This Summer, the BBC will celebrate 60 years of The Rolling Stones with a season of programming. The centrepiece is a  four-part series of films, My Life as a Rolling Stone, produced by Mercury Studios.

The series is directed by award-winning filmmakers, Oliver Murray (Bill Wyman, The Quiet One) and Clare Tavernor (Keith Richards: A Culture Show Special).

It tells the story by viewing the band through the musical lens of each member, delving into their personalities, passions and memories from the past 60 years. Four hour-long films, on Mick Jagger, Keith Richards, Ronnie Wood and Charlie Watts, show how these individual musical geniuses came together.

The films feature access to and newly-filmed interviews with the band members, and from a cast of artists who’ve loved and been inspired by the band, including P.P. Arnold, Chrissie Hynde, Slash, Rod Stewart, Tina Turner and Steven Tyler.

The series will include unseen footage and exclusive stories from Mick Jagger, Keith Richards and Ronnie Wood interwoven with new and archive interviews and performance. The story of Charlie Watts, who passed away in August 2021, will be told via tributes from his fellow band members and his musical peers and admirers along with archive interviews of Charlie.

Lorna Clarke, Controller, BBC Pop, says: “What better year for the BBC, in its centenary year, to pay tribute to and celebrate one of the world’s most significant rock groups, in their 60th anniversary year. The Rolling Stones have been ambassadors for great British rock ‘n’ roll for decades and are loved the world over, so I’m thrilled that the BBC is able to present this very special season of programming, including the world-exclusive TV series, to our audiences.”

Mercury Studios ceo, Alice Webb, says: “Every now and again, as filmmakers we get to work on extraordinary projects – this is one of those moments. We know their music, their swagger, their unrivalled stage presence – and through these beautiful, intimate films you’ll see the band in all their glory as we explore what makes them truly great. It’s been an honour to work with The Rolling Stones to shine a light on their incredible lives and careers – we can’t wait for audiences around the world to see them.”

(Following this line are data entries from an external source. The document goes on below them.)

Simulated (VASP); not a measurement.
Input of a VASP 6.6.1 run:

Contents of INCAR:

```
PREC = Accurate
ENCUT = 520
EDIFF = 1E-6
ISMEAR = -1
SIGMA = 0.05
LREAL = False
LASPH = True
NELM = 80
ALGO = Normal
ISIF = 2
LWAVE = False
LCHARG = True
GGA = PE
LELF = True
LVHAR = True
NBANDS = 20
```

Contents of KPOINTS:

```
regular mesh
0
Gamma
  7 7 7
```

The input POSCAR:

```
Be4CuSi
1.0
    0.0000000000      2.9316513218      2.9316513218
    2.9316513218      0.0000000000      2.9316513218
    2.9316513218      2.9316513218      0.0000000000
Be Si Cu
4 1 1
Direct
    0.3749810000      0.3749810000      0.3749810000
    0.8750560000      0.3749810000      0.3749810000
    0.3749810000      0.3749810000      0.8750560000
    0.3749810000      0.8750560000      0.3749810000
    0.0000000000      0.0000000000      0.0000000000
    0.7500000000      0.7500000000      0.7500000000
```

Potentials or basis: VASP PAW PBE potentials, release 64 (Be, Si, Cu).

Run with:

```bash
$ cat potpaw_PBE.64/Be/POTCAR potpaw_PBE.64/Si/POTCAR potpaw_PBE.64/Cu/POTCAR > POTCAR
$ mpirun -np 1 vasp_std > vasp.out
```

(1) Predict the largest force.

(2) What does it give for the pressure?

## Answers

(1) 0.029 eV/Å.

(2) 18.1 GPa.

Mercury Studios will distribute the films internationally.


The four films are:

Mick Jagger

Mick’s creative and commercial vision has been instrumental to The Rolling Stones’ success. He’s steered the band to incredible musical heights, striving to keep them unified through difficulties such fallouts, changing fashions and attitudes. Jagger’s continued fame at the heart of rock and roll is without parallel, and with fellow ‘Glimmer Twin’ Keith Richards he has written and produced many of the greatest rock anthems of all time. How on earth does he do it?

Keith Richards

This is a film about how important his unbridled passion has been to The Rolling Stones, and how the sheer power of playing live keeps them on the road. Keith’s uncompromising passion for the music he loves has driven the band to experiment with varying sounds and genres. And how important has his image of transgression and rebellion been to the legend of the Stones?

Ronnie Wood

Nobody represents fun – and what happens when it isn’t anymore – more than the irrepressible Ronnie Wood. As the godfather of a very British sound and style, he was the one who helped the band regain their mojo through hard times when they needed it most. But, looking back, did the excesses go too far?

Charlie Watts

Watts was a true musician to the core with a lifetime love of jazz, often cited by Mick and Keith as the rock and the glue that held the Stones together. For six decades he was the quiet force and swinging backbeat of the Stones and the least showy drummer in rock history. How did Charlie maintain his reputation as “the drummer’s drummer”, the unruffled mainstay and linchpin of the band, oblivious to the temptations of fame, but crucial to the band’s success?

In addition to the four-part BBC Two series, a curated collection of landmark concerts and documentaries will be available on BBC iPlayer this summer, including Crossfire Hurricane (2012), The Rolling Stones: Totally Stripped (original version 1995, re-versioned edition 2016)

This film is a newly revised version of the documentary that was originally made to coincide with the release of the Stones’ Stripped album, released in November 1995, telling the story of two studio sessions and three live shows that made up the Stripped project. The film follows the triumphant end of the Voodoo Lounge tour which found the band reimagining tracks from their back catalogue as acoustic, pared back versions, as well as cover versions.

BBC producer for Rolling With The Stones and executive producer for the content across all platforms is Mark Hagen.

The Rolling Stones: Totally Stripped is made by Mercury Studios; executive producers Geoff Kempin and Terry Shand.

Crossfire Hurricane is produced by Tremolo Productions and Milkwood Films for Mercury Studios and The Rolling Stones. Written and directed by Brett Morgen; executive producers Joyce Smyth, Jane Rose, Sherry Daly.